I remember going to the Madison registrar office on Bascom Hill ready to apply for school, only to find the admissions people wouldn’t accept my application because they believed I couldn’t climb the hills and steps on campus to make it between classes.
Reluctantly, I agreed to take my first two years of classes at the then Wisconsin State College at Platteville, a smaller, flat campus. I earned straight “A’s” and then was finally accepted in 1963 as a junior at Madison, where I could obtain my journalism degree.
During the summer after my sophomore year, I learned how to use Canadian crutches in the fields of our home farm, timing my pace each day so by that fall I knew I could even climb the Bascom Hill steps to get to class within the 15-minute break between sessions.
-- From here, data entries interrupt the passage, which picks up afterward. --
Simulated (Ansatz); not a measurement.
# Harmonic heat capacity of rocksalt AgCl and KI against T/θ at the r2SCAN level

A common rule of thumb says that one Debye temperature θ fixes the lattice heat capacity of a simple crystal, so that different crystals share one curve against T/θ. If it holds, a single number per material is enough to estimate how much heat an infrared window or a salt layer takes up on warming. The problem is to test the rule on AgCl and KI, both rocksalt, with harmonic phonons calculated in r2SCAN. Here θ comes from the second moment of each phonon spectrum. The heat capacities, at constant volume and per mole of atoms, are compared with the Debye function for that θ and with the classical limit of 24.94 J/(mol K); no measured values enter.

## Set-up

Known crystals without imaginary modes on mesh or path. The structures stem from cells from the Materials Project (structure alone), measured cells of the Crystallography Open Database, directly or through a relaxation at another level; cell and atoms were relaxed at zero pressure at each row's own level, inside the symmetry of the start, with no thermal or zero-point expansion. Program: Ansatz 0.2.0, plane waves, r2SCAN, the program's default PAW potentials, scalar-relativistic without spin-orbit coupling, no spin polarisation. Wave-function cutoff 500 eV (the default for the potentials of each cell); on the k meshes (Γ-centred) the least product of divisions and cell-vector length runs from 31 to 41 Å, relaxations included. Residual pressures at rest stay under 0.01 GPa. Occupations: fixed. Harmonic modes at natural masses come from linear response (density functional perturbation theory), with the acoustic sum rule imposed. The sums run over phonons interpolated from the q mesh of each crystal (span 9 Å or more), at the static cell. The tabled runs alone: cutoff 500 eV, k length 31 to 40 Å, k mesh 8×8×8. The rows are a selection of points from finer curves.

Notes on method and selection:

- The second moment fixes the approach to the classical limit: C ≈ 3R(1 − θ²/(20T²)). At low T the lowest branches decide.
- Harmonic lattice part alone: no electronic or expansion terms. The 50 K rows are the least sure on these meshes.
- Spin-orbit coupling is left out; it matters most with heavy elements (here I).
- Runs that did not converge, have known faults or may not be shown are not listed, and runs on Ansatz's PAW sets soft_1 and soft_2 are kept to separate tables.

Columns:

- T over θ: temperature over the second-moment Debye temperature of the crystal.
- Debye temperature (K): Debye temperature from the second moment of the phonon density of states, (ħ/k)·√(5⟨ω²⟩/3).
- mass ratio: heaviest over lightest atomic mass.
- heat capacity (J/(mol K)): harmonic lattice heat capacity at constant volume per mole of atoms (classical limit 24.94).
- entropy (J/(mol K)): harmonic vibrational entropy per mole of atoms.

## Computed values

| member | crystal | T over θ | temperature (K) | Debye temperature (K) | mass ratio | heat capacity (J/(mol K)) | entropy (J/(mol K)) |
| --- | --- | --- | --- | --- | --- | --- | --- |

Looking back, I could have used today’s virtual options in education as well as the curb cuts and elevators now mandated by the ADA. I could have also used a mobility scooter, like my present-day PRIDE, which, at the time, was not yet on the market.
But attending Platteville for two years gave me a perspective I wouldn’t have had by starting my freshman year on the Madison campus. I learned to work around a pre-ADA obstacle. And I gained a better understanding of the values of small-town, rural Wisconsin, which I needed to eventually develop the corporate communication function for a just-formed dairy cooperative that is now Foremost Farms USA.
* What setback has molded you into the more-effective person you are today?